[whatwg] Web Applications 1.0 and Menu Labels
Matthew Paul Thomas
mpt at myrealbox.com
Thu Aug 9 18:37:01 PDT 2007
On Aug 7, 2007, at 9:10 AM, Ian Hickson wrote:
> On Mon, 22 Nov 2004, Matthew Thomas wrote:
>> Given that, I approve of giving menus and submenus a "disabled"
>> attribute that would make all their descendant items unavailable
>> without forgetting the erstwhile availability of individual
>> descendant items. This attribute would relieve applications from
>> having to remember the particular subset of descendant items that
>> were previously available, during those occasions when they are all
>> temporarily being made unavailable (for example, a "Format" menu
>> while focus is temporarily in a plain-text field secondary to the
>> main rich-text area).
> The idea of the current mechanism, though, is that you can have those
> same menu items also be a toolbar elsewhere (say), so you'd want to
> disable the buttons anyway. Wouldn't it be better to have the menus
> automatically disable submenu titles when appropriate?
It would be good for UAs to dim menu/submenu titles whenever all their
items are disabled, if that's the platform UI convention (and perhaps
even if it isn't). However, that's orthogonal to my suggestion.
I'm suggesting that since it is common for entire menus -- or toolbars
-- to be temporarily irrelevant, such as when focus is in a field or
pane where they do not apply, there should be a disabled= attribute for
disabling an entire <menu>. When this attribute is present, all the
<menu>'s items should be disabled, regardless of their individual
disabled= attributes; when the <menu>'s disabled= attribute is removed,
the disabled= attributes of the individual items should retake effect.

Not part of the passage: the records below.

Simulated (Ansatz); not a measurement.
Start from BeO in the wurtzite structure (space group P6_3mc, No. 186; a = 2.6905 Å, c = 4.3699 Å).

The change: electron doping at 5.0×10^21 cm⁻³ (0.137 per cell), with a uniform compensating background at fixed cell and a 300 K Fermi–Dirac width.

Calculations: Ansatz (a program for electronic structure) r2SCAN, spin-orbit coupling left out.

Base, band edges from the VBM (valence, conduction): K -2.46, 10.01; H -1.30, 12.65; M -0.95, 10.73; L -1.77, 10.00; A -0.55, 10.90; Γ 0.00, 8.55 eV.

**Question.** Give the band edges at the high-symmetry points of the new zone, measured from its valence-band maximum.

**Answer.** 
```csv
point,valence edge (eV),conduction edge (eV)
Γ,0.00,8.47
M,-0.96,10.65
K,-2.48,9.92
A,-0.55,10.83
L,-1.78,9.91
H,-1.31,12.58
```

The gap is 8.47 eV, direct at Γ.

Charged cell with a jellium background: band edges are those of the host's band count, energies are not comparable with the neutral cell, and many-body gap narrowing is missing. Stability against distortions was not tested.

This would save authors a lot of work that they might otherwise not
bother with, thereby making their interfaces more responsive.
I do not think "but the menu items might be duplicated in a toolbar" is
a strong counterargument. If the temporarily-irrelevant items are a
subset of the items a toolbar, then yes, they will need disabling
individually. But often it will be the entire toolbar that needs
disabling, or the menu will not have equivalent items in a toolbar, or
-- even more common in Web apps -- the toolbar will not have equivalent
items in a menu.
> (Note that the Mac OS X guidelines seem to no longer have the quote you
> give above.)
Yes, they now say the opposite! I think that's a mistake, but in any
case, that doesn't affect my suggestion. It would still be useful to
make an entire menu disabled even if the platform UI convention is for
disabled menu titles to look enabled.